Wednesday, August 3, 2011

Why the Dawkins-Feminism Scandal is about Meta-Ethics

So, Rebecca Watson, a guest speaker at a "Skeptics" conference was propositioned in an elevator just after giving a talk about how she and other women are objectified by the skeptical/atheist community.  She calmly registered a standard complaint about this sexist behaviour on her blog, and the entire online "skeptic" community exploded in frenzied debate.  Some agreed with the complaint, whereas some thought she was being totally unreasonable.  Like, for example, none other than Richard Dawkins:
The man in the elevator didn't physically touch her, didn't attempt to bar her way out of the elevator, didn't even use foul language at her. He spoke some words to her. Just words. She no doubt replied with words. That was that. Words. Only words, and apparently quite polite words at that....Rebecca's feeling that the man's proposition was 'creepy' was her own interpretation of his behavior, presumably not his. She was probably offended to about the same extent as I am offended if a man gets into an elevator with me chewing gum.
 I was mostly uninterested in the affair until I read what liberal-skeptic David Allen Green wrote about Dawkins:
Can Richard Dawkins still credibly pose as a champion of rational thinking and an evidence-based approach? In my opinion, he certainly cannot...
This, this right here, illustrates a profound limitation of this so-called "skeptical" movement, which loudly proclaims that "rational, evidence-based thinking" can be such a powerful source of change in our world. 
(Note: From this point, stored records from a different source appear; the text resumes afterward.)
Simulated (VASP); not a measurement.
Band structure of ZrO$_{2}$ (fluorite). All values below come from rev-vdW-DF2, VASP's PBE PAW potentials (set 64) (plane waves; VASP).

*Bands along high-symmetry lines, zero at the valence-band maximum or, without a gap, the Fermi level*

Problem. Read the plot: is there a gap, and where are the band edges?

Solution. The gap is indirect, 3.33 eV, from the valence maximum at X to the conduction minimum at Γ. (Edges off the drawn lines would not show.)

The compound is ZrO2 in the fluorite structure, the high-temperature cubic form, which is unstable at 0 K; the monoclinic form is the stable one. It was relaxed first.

Ask yourself: what evidence did Dawkins (or the man in the elevator) ignore?  What law of reason did these two men supposedly violate? Dawkins is a very intelligent man and is surely aware of the relevant facts of the particular case.  What is his failure?

Put simply, his failure is the same and the elevator-man's failure: one of imaginative empathy.  In order to see why the propositioning was ethically problematic, you have to put yourself in the woman's perspective.  You have to think first about the lifetime of sexualization and objectification she has endured.  You have to think about the fact that she is trying to operate in a field that is vastly male-dominated.  You have to consider what her state of mind was immediately after giving a talk on sexism and objectification.  And, then, you have to consider what it's like to live in a world where fear of sexual assault constantly hangs over you like a sword you can't see.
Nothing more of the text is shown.